Johnny Manziel in 2015. Photograph by Erik Drost.

Johnny Manziel in 2015. Photograph by Erik Drost.

Whenever I wonder just how true my upcoming novel “The Penalty for Holding” is about the NFL, I encounter a story that reestablishes my equilibrium.

Such a story is contained in John Branch’s “In Manziel, a Draft Machine’s Human Cost.” It’s a by-now-familiar tale – the rise and fall of a big-time college football star. Johnny Manziel, aka “Johnny Football” – who won the Heisman Trophy as the best college player when he was a freshman quarterback at Texas A&M – was the main event in the 2014 NFL Draft, the 2016 version of which gets underway Thursday, April 28.
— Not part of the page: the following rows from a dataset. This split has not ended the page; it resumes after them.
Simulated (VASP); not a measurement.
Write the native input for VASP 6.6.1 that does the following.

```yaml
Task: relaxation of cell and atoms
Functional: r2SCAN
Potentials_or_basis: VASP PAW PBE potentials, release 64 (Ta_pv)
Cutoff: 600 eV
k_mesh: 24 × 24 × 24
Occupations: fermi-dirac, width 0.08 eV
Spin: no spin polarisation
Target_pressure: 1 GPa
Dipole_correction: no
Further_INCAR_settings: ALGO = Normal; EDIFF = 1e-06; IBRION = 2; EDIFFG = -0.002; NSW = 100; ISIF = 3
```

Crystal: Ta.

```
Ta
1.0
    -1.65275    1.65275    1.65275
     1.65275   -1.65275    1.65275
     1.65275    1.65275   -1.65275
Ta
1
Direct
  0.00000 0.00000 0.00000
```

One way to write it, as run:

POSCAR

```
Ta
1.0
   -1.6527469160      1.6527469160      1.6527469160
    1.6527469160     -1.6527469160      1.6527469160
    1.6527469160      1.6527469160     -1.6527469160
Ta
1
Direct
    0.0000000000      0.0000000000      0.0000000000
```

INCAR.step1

He wasn’t the first chosen, however – far from it. The Cleveland Browns selected him in the 22nd round, but not before fans enjoyed watching him sweat it out – which is the point of the draft in the age of the Twitterati, according to Branch’s column. The rest has been a gridiron version of the film “Downhill Racer” – two games won in two years in the NFL, partying, addiction, resistance to rehab, a grand jury investigation into the alleged abuse of a girlfriend that has now reportedly resulted in an indictment, release from the Browns and rejection by agents, sponsors and the world that once lauded him.

Maybe that 22nd-round selection should’ve told us something. Maybe the idiosyncrasies that made Manziel “a master of improvisation in an increasingly robotic position” (Branch’s words) are precisely what doomed him to failure in a league that doesn’t prize improvisation – especially at the QB position, where the classic pocket passer is still prized, Russell Wilson and Cam Newton notwithstanding.

I often think that qualities are neither good nor bad but context makes them so. And that temperament is as important as talent. From the time I was a child, I thought should good fortune fall on me, I would pick up that ball and never stop running with it. So I have a hard time with people like Manziel. And I’m not the only one. Deadspin took aim at Branch’s sympathetic piece. But then Deadspin makes its living off the kind of snarky schadenfreude that Branch rightly criticizes.

The truth is that none of us know how we would’ve acted in Manziel’s position. I hope we would’ve done better. And certainly, there are many players who survive – and thrive – in their sports with their minds and lives intact. But there is also meat- market quality to the NFL, the Draft and the response to the Draft – all of which Branch describes and which brings us back to my novel. Its thoughtful hero, Quinn Novak – a far cry from Manziel – is nonetheless also stripped and laid bare, mentally and emotionally as well as physically. He’s adored, rejected, abused even, but through it all he strives to act honorably, often at great cost.

He’s a troubled soul trying to navigate a violent world: That’s how I described my hero recently.

Little did I realize when I began to imagine him how true to life that would be.